The call is coming from inside the House—and the Senate.
Though it was hardly a surprise that the launching of a formal impeachment inquiry into President Joe Biden would be received icily by Democrats, it seems Speaker Kevin McCarthy (R-CA) and his allies will also have to contend with discontented lawmakers within their own ranks.
A number of Senate Republicans who spoke to The Hill on Tuesday did not mince words about the announcement, with one anonymous legislator labeling it “a fool’s errand.”
“It’s a waste of time,” that senator said, explaining that, even if the House could force through a vote to impeach Biden, the Democrat-controlled Senate would never allow it to go through.

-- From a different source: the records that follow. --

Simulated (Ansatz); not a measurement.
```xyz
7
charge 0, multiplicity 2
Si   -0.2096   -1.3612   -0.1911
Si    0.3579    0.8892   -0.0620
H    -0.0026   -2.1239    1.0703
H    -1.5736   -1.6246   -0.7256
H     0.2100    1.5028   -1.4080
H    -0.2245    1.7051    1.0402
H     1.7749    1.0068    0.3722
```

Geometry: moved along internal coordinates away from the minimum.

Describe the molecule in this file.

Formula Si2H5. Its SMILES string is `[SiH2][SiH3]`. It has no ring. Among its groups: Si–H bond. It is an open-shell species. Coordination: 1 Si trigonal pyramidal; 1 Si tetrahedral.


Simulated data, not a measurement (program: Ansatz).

“Maybe this is just Kevin giving people their binkie to get through the shutdown,” they speculated, referring to a looming Sept. 30 deadline to pass a continuing resolution and stop the government from grinding to a halt.
Sen. Lisa Murkowski (R-AK) full-throatedly criticized the choice to move forward with an inquiry. “The bar for impeachment seems to get lower and lower every year,” she said, according to Reuters. She told other reporters that the process would distract from Congress’ ability to pass the dozen-odd bills needed to avert a shutdown.
Sen. John Thune (R-SD), the minority whip, was diplomatic in his response, telling reporters that he didn’t think “it’d be advantageous if this thing went further, with all the other things we have to do.”
Other Republican senators were less than enthusiastic about possible impeachment proceedings.
“I’m not for going through another damn trial to be honest with you,” Sen. Tommy Tuberville (R-AL) told CNN on Monday.
Tuberville said he didn’t believe House Republicans had “enough time” to see an impeachment through, given that 2024 is an election year. He warned his colleagues: “You better have an ironclad case… Make sure you got what you need to have. Don’t be guessing. Don’t just be throwing mud.”
Sen. Shelley Moore Capito (R-WV) called the move “frustrating,” sounding resigned as she pointed out to The Hill that she hadn’t seen any actual evidence of impeachable offenses. “I’m going to default to the position that the House is going to do what the House is going to do, and we’ll have to react to that,” she said.
The mood was similarly tepid in the other congressional chamber. Even members of the far-right House Freedom Caucus, the body to which McCarthy was widely seen as capitulating in announcing the inquiry, weren’t satisfied. Mere minutes after the speaker’s announcement, Rep. Matt Gaetz (R-FL) slammed McCarthy for not having gone far enough.
“This is a baby step following weeks of pressure from House conservatives to do more. We must move faster,” he said from the House floor. Gaetz also shoehorned in a now daily threat that he would begin the process of attempting to oust McCarthy if he was not brought into “immediate total compliance” with the caucus’ demands.
Among the senators who did express support for the inquiry were Sen. Josh Hawley (R-MO), Sen. Mike Braun (R-IN), Sen. Roger Marshall (R-KS), and Sen. Steve Daines (R-MT).
“It’s clear President Biden and his son have engaged in corruption,” Daines said, per Reuters. “I’ll let the House do its job, but I’ll be ready to be a juror if there’s an impeachment.”
Sen. Mitt Romney (R-UT), the only Republican to vote to convict Donald Trump in his first impeachment trial, voiced cautious approval for a probe into Biden’s activities as president.
“The fact that the White House has been singularly silent and has coddled Hunter Biden suggests that an inquiry is not inappropriate,” he said. “That’s very different from an impeachment. Actual impeachment would require the evidence of a high crime or misdemeanor. That has not been alleged.”
Democrats, on the other hand, roundly and predictably denounced the inquiry. The best reaction of the day undoubtedly came from Sen. John Fetterman, who wiggled his fingers and made spooky noises when asked about it.
“Oh my God, really?” he wailed, his hands on his temples. “Oh my gosh. Oh, it’s devastating. Ooooh, don’t do it, please don’t do it. Oh no, oh no.”